Penrose Tiling on the Hydra

LoopyByteloose

http://en.wikipedia.org/wiki/Penrose_tiling

The above is a link to Penrose tiling. I am wondering if gamers have given any thought to using it. I do realize that it is quite problematic as rectangular tiling is optimal for code and storage.

Nonetheless, I am quite interested in exploring the 5 fold symmetry of Penrose tiles and even the more recent discovery of quasi-crystals - which are 3-D Penrose tiles.

I'd love to find some code to learn from.

trodoss

Loopy,
Penrose tiling could be implemented using 3D rendering techniques in 2D.

Phil Pilgrim had a 3D Graphics demo, which you might be able to use the transformation matrix math (translation, scaling, rotation) from to 'place' your shapes.

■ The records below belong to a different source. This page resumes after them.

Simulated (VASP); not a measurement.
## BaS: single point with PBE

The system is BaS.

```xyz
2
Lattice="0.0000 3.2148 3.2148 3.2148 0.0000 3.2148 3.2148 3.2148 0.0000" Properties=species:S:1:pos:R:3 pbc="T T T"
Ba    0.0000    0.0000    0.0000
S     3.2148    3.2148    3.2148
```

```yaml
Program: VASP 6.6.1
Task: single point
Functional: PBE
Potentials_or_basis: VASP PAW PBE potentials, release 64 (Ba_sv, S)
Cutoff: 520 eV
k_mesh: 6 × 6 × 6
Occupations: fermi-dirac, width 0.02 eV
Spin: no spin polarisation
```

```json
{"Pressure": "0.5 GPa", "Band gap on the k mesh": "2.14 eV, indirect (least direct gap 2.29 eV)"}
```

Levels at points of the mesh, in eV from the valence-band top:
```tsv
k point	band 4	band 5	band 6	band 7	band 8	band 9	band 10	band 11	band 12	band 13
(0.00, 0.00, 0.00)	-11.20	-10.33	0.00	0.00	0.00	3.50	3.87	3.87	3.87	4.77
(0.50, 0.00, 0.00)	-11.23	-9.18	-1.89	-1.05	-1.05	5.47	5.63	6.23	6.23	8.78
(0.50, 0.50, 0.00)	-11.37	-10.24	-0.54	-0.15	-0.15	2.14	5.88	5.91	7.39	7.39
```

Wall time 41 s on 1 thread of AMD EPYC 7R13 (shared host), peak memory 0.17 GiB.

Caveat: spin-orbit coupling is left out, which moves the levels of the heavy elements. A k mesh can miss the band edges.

http://forums.parallaxinc.com/forums/default.aspx?f=25&m=358882

Baggers also had a demo of polygon rendering for his PropGFX code, however I do not know if the source was released.

Hopefully that helps,
--trodoss

Leon

Kleenex used the original Penrose tiling for their lavatory paper a few years ago; Penrose sued Kimberly Clark and there was an out-of-court settlement. I remember buying it at the time, and thinking that the pattern looked familiar. They didn't use it for long, which must have been part of the settlement; Penrose presumably didn't like the idea of people wiping their posteriors on his discovery.

LoopyByteloose

Hmmm.... I'd forgotten that the Penrose family had sued Kleenex for using 'their tiles'. It is a sad day when advances in mathematics are subject to ownership. In the past 15 years, the discovery 3-D Penrose structures have explained structures in metallurgy that were being ignored by traditional crystallography. So their existence in nature and in 3-D make them more profound than a mere 2-D tiling oddity.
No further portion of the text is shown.